As posted on Why the Echo Show could be Amazon’s most disruptive product
You might want to take a close look at Amazon Echo Show, because it’s about to change everything.
Amazon, which is on a product-release tear, revealed on Tuesday its latest Echo device, the roughly 8 x 8-inch, 2 and a half pound, 7-inch-screen-sporting Echo Show.
Early leaks focused on the product’s somewhat-retro looks and, even today, some are still dragging Amazon for the Show’s arguably inelegant profile. Yet, they’re all missing the point. The Amazon Echo Show is a quantum leap beyond any Alexa-infused product we’ve seen before.
In additional to Amazon’s trademark Echo audio system (this time two speakers) and a microphone array (eight of them!) for hearing you utter, “Alexa” wherever you are in the room, Echo Show features a 7-inch touch screen (larger than an iPhone 7 Plus, yet smaller than an iPad Mini’s), and a camera.
Echo Show and tell
The first Echo proved you can do a lot with your voice. The tubular Amazon Echo has excellent hearing (some would say too good) and parses most voice requests with aplomb, but there are limits. It’s not uncommon for Alexa to point you to your phone screen (and the associated Alexa app) to get a full answer to your question.

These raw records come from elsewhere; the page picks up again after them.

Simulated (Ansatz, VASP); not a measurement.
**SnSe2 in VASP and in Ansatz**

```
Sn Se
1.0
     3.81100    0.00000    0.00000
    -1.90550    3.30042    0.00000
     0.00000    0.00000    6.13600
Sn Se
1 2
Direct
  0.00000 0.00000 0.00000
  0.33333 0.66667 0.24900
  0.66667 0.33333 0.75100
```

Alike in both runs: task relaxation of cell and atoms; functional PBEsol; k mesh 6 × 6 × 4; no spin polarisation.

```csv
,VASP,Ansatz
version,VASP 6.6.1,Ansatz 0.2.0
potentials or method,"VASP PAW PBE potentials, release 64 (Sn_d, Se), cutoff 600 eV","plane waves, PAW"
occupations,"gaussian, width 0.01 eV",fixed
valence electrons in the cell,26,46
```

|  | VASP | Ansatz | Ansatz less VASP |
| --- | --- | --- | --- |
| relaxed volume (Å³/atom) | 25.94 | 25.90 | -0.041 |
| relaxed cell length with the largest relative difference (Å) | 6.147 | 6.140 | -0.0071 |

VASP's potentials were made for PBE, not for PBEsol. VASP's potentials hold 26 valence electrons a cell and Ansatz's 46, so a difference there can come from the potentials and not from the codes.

It’s not uncommon for Alexa to point you to your phone screen to get a full answer to your question.
In addition, Alexa has hundreds of skills that allow it to work with third-party devices, but the controls are also limited. You can, for instance, check your Nest Thermostat and even change the temperature with your voice, but you can’t easily manage multiple zones and schedules. Similarly, if you have a home security camera or two (Ring, Nest Cam), you can’t monitor anything through a traditional Echo.
Having a screen for your smart-home hub could be a game-changer, especially since most of the competition — Google Home, Invoke featuring Microsoft Cortana, and whatever Apple is working on in this space — are all focused on audio and not video. (Of course, Apple, Google, and Samsung have smart home hubs on their phones and tablets, but you’re probably not going to leave one of those devices propped up on the kitchen counter all day long.)
And then there’s the camera.
Just weeks after testing the waters with Amazon Echo Look, its first Echo device with a camera, Amazon is ready to put cameras in every room of your home (pretty much).
I know: On the face of it, this sounds like a terrible idea, but there’s good reason for this.
The camera on the Echo Show won’t be on all the time — it’s not a security cam, after all. Instead, Amazon is not-so-quietly trying to introduce video conferencing to every room of your home. It’s a pretty smart play, especially because Amazon is not limiting call participants to Echo Look owners — you can call an Echo via the Alexa app on your phone.
Imagine buying one of the $229.99 boxes for your grandparents. You don’t have to get one for your own home, which probably already has an original Echo or Dot; instead, you just load up the free Amazon Alexa app and start a video conference call from there. The grandparents can gather around the boxy little Echo Show while you stay on the move, but still connected, via your phone.
If you use FaceTime, Skype or any other video conferencing platform, this is not a new idea, but it is a significant new front in Amazon’s efforts to own home intelligence and connectivity. And may help push video conferencing into demographics and markets that have thus far ignored it.
One of the other big differences between Echo Show and all other Echo devices is that this one will always be communicating with you. With the original Echo, the device sits silent, waiting for you to say the magic word. Echo Show will always have something on its screen. It could be a weather forecast, your schedule, or a news update. It’s hard to imagine that Amazon hasn’t designed Echo Show to always be beckoning in some way.
A do-it-all device that can quickly switch from video calls to answering simple questions to displaying a recipe you asked about is compelling (maybe some split-screen multi-tasking could come down the road).
Even so, Amazon has some hurdles to clear.
Creepy or brilliant?
First, it must convince people to buy this box that’s sure to clash with the kitchen and living room designs of many homes.
They’ll also have to convince people that having an Amazon camera in the home is a good idea. Even with all the privacy controls Amazon will put in place, many will assume Amazon is watching them or that it’s at least hoping consumers will eventually turn on the camera and invite in the inevitable Amazon personal shopping assistant.
I can see it now. A virtual version of Alexa appears on the 7-inch screen as the camera scans your home to suggest furniture and other home décor updates (considering what Echo Look can already do, this is not a stretch).
Echo Show’s biggest hurdle, though, will be its intelligence. Alexa is smart, but unlike Google Home and Microsoft Cortana, there is no giant knowledge graph backing it. Its conversational intelligence often feels incredibly limited — even more limited than Apple’s Siri, even though neither are backed by an in-house search engine.
If Amazon truly wants to make this as big a hit as other Echo devices (especially the first), it will have to invest more time and money in artificial intelligence.
Considering how fast Amazon is moving these days, I fully expect them to do this, maybe with an AI acquisition and perhaps before the end of this year. With that in place, Amazon’s Echo Show — with its always-listening, always-showing presence in your home — could end up becoming the most disruptive gadget Amazon has ever made.